Approaching Kearsarge Pass

When we crested Kearsarge Pass, I could see why everyone loves the High Sierras. Mountain lakes and jaggity peaks.

Kearsarge Lakes with Kearsarge Pinnacles
Jim at Kearsarge Pass with Kearsarge Lakes and Pinnacles in the background

After a lunch break, we descended into the basin. We passed by Kearsarge Lakes in order to get further down the trail. With Whitney Portal closed, we needed to make sure we had time in our schedule to access a different exit point if necessary.

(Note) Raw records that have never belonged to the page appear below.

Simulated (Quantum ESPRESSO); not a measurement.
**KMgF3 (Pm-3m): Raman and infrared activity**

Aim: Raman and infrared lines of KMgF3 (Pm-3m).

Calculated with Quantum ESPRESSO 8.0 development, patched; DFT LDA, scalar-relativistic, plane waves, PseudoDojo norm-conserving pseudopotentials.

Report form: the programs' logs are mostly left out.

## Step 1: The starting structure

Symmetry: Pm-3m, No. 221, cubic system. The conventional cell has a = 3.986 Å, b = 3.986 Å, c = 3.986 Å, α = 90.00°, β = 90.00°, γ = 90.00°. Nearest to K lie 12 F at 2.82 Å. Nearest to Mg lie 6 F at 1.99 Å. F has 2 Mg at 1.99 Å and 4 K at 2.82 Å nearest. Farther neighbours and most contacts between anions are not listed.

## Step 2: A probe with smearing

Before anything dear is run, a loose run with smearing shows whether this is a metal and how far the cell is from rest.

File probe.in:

We took a break at Bullfrog Lake.

Bullfrog Lake
Bullfrog Lake

Jim and I don’t do a lot of trail hiking so it was interesting to be on part of the Pacific Crest Trail and John Muir Trail at the same time. Lots of thru-hikers.

John Muir Lakes

On our way down to Vidette Meadow camp, we came across a ranger telling us to be sure and camp where there was a bear vault. There was a mother with two little cubs in the area. A hiker had hung their food a few days back and the momma bear had climbed the tree and taken their food. As much as I wanted to see two baby cubs, I didn’t want to see a momma bear. We would definitely be camping with a bear vault. 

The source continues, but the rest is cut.